Review Comment:
Originality:
This paper describes how to use Linked Data features to generalize the analysis of tweets in one city using trained data from that city or others. It expands on work presented in the 5th Workshop on Semantics for Smart Cities. The approach presented abstracts features using NER and location/temporal mentions, enriching these with LOD for more generalisable features (e.g. from road names like I80 to a road class like highway). The authors present the two-class and four-class variations based on different incident classifications.
The scenario is entirely focused on detecting and classifying incidents from tweets, therefore I believe that the title is too general and should be changed to include incidents and cities in it somehow. If the authors truly want general tweet classification, another large section would have to be written which would describe more about the requirements or aspects of features that would make them more generalisable to other types of tweets. But this would probably involve applying the methods to a new domain, and I think a better fix is to adjust the title to be more specific.
They should describe why the three incident types listed were chosen (volume, more commonly-known, more disruptive (shooting vs. traffic jam), etc.). Also, the authors do not describe what other LOD features could have been used (emergency services, local resources, etc.) for these incidents.

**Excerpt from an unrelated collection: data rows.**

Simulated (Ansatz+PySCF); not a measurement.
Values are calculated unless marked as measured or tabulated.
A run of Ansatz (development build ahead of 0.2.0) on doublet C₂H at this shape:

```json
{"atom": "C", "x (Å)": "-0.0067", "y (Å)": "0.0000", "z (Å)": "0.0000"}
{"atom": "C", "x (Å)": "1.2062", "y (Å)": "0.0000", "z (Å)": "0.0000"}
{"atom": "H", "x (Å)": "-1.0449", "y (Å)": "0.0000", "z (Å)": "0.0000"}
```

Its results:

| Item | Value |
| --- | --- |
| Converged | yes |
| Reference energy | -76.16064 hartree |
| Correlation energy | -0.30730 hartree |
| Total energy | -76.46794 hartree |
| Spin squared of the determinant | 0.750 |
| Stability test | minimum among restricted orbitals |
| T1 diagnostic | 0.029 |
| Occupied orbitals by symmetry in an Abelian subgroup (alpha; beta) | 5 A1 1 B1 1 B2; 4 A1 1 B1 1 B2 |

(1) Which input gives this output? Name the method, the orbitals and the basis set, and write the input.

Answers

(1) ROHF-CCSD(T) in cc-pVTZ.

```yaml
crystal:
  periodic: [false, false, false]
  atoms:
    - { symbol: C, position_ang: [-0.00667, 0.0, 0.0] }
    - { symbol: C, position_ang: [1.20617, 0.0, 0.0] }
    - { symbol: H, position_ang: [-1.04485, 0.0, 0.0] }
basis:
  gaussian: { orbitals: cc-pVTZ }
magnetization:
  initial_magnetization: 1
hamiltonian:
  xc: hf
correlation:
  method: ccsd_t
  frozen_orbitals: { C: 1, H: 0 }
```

Significance of the Results:
The results show improvement over the baseline using selected feature sets, which should prove useful to other researchers and readers. It would be useful if the author’s could share their datasets and workflows for reproducibility.
One hypothesis that LOD features will in general improve results was not shown to be entirely true, and that more refining of these features are required in future work. It would therefore be interesting to hear the authors' opinions on how the use of other LOD datasets, e.g. GeoNames, could have helped, or if some more formal incident-specific datasets (government or company data) could/should be used, or what kind of generalisable features are best suited for cross-dataset classification.
Quality of the writing:
The paper is fairly well written. It suffers from a number of poor definitions that should be addressed in a revision. Suggested fixes and other things that could do with clarification now follow, by section.
Abstract
--------
Improve generalization -> improve the generalization
of tweet classification -> of tweet classifications
Introduction
------------
time-consuming -> time consuming
Give a quick example of what you mean in terms of city-specific info in the first sentence of paragraph 2.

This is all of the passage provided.